On Wednesday, the owner of nine Papa John’s franchises in New York City pled guilty to the first criminal case brought by New York Attorney General Eric Schneiderman against a fast food franchisee over wage theft.
According to court documents, including company records obtained by the attorney general’s office, Abdul Jamil Khokhar, the franchisee, and BMY Foods Inc. paid its 300 current and former workers the same base rate for any hours they worked after putting in 40 a week, which under law should be paid time-and-a-half. To get away with paying less, they allegedly paid overtime hours in cash and created fake names for the employees in the timekeeping system. They then filed fraudulent tax returns that left out the cash payments made to employees under the false names.
Khokhar’s sentencing is set for September 21, when he faces 60 days in jail. He also faces paying the employees $230,000 in back wages as well as an additional $230,000 in damages and $50,000 in civil penalties.

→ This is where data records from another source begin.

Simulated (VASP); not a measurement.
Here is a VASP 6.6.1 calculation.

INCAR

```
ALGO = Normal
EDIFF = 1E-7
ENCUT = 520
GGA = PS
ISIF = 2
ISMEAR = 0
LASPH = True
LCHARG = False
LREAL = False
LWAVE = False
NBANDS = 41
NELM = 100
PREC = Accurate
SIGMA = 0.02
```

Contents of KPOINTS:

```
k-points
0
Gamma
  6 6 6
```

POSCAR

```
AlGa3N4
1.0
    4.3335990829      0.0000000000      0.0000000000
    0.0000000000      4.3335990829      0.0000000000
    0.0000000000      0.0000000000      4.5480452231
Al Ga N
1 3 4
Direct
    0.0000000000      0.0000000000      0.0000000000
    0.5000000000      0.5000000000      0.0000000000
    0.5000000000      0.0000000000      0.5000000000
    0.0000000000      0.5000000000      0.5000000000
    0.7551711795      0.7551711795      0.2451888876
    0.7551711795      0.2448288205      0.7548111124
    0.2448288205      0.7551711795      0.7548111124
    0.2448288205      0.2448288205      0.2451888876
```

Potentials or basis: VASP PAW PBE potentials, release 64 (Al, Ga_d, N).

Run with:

BMY Foods Inc. declined to comment. A Papa John’s spokesperson said in an emailed statement, “Papa John’s is aware of the recent incident involving one of our New York franchisees who was taken into custody this morning. These allegations do not reflect our position as a company. We have a strong track record of compliance with the law. We do not condone the actions of any franchisee that violates the law. This particular franchisee has divested itself of most of its restaurants and is in the process of exiting the system. We will continue to monitor the situation closely and take appropriate action.”
Jail time is unusual for people who perpetuate wage theft, but Schneiderman may not be done. “My office will not hesitate to criminally prosecute any employer who underpays workers and then tries to cover it up by creating fake names and filing fraudulent tax returns,” he said in a press release. “We will continue to be relentless in pursuing the widespread labor law violations, large and small, which we have found in the fast food industry.”
This isn’t the first time Schneiderman has gone after Papa John’s franchisees. In October of last year, he sued some in New York for allegedly stealing wages from more than 400 delivery drivers, seeking more than $2 million in backpay, damages, and interest. Then in February he won a nearly $800,000 judgement against another who allegedly ripped off employees.
He’s also focused on wage theft prosecutions in the New York fast food industry generally. In March of last year, he won a $448,000 payout from 23 Domino’s Pizza franchise owners and a nearly $500,000 one from a McDonald’s franchisee.
Wage theft, where workers aren’t paid minimum wage and/or overtime, are made to work off the clock, or are made to buy uniforms or equipment out of their own paychecks, is particularly rampant in the fast food industry. One poll found that about 90 percent of these workers have experienced at least one form of theft. But it’s also not limited to fast food. In 2012, at least $933 million was won in backpay by the Department of Labor, state labor departments, state attorneys general, and research firms. That sum dwarfs the less than $350 million taken in all robberies that year. Even that understates the extent of the problem, however, since many employees don’t file formal charges; it’s estimated that the country’s employers steal more than $50 billion from their employees every year.
Some places have taken steps to go beyond federal wage and hour laws to try to crack down on wage theft. On Wednesday, Jersey City, New Jersey unanimously adopted a law that would revoke city licenses from any company that doesn’t reimburse workers for lost wages, a step that has been taken in other places across the country. Other cities have upped the penalties for wage theft and enhanced enforcement measures.